Tuesday, March 28, 2017

Lent Reflection #12

Lent is a good time for confession, so I'll go ahead and admit to something: for much of my life, I never really paid much attention to the Psalms. I read them, prayed them, and listened to them. But I never gave them the same amount of attention as the letters of Paul or the Gospels. And if you assume that I'm one of those "New Testament only" Christians, I've given much more attention to Judges, the minor prophets, and Ecclesiastes than the Psalms. There are a couple of reasons for this:

  1. I'm drawn to Paul's theological arguments and narratives (like the Gospels and Judges, for example) that I am to poetry. This has been consistent since my teenage years: I enjoyed George Orwell and John Steinbeck far more than Emily Dickinson or John Keats (or any other poet that we were forced to read in high school). 
  2. 'Getting into' the Psalms, like any form of poetry, requires patience. You've got to read slowly, deliberately, prayerfully. That's a good strategy for reading Scripture in general, but it's especially true of the Psalms.

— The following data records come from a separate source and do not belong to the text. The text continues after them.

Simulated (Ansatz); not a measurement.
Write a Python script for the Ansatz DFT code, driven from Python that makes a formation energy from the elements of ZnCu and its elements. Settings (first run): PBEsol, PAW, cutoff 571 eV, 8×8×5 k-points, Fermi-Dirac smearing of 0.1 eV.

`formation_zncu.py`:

All of that has changed in the last few years as I've experienced the power of meditative prayer and contemplative ways of encountering Scripture. And while I'm far more likely to turn to Paul or Old Testament narratives and prophets when it comes to sermons and Bible studies, my appreciation of Psalms has grown exponentially over the last 10 years. What I have learned is that when it comes to Psalms (and poetry in general), experience makes them come alive in surprising ways. Pretty much the whole range of human emotion is on display in the Psalms and when I was approaching them from a purely intellectual frame of reference, I was quickly losing patience.

Then stuff happened: love, marriage, children, ministry, successes/failures, the deaths of loved ones, various struggles, etc. Life happened and the Psalms began to resonate in ways they had not before. I find myself still drawn to Paul and the Gospels and the narrative stuff, but when I'm praying or when I feel my faith slouching just a little, I turn to Psalms.

I'm too long-winded, because all of that was supposed to be an intro to what I read in Psalm 115 today that got the wheels turning. I guess I'll use that verse as a way of demonstrating how my appreciation of Psalms has grown.  Here's Psalm 115:3-8:

Our God is in the heavens;
   he does whatever he pleases.
Their idols are silver and gold,
   the work of human hands.
They have mouths, but do not speak;
   eyes, but do not see.
They have ears, but do not hear;
   noses, but do not smell.
They have hands, but do not feel;
   feet, but do not walk;
   they make no sound in their throats.
Those who make them are like them;
   so are all who trust in them.

Ten years ago, I would have flown right past this little section in order to get to the reading from Luke. This morning, verse 8 stopped me cold. I've been chewing on this verse ever since. The Psalmist is throwing down a hard truth: we become like our idols. We become like the things we worship. We are progressively defined (and confined, as is always the case with idolatry) by those things in which we put our ultimate trust.

This seems so simple as to be completely self-evident, but here's some things I'm thinking about:

You can't put all your trust in money and become like Jesus.
You can't worship your pastor, your church, or your denomination (or your 'non-denomination') and become like Jesus.
You can't put all your trust in your theology, your intellect, or your understanding and become like Jesus.
You can't worship comfort and convenience and become like Jesus.
You can't worship your kids (and their sports/activities) and become like Jesus.
You can't worship yourself and become like Jesus.


We become like Jesus by following Jesus, trusting in God's grace given through Jesus, worshiping and trusting God and God alone, the way Jesus Christ taught us.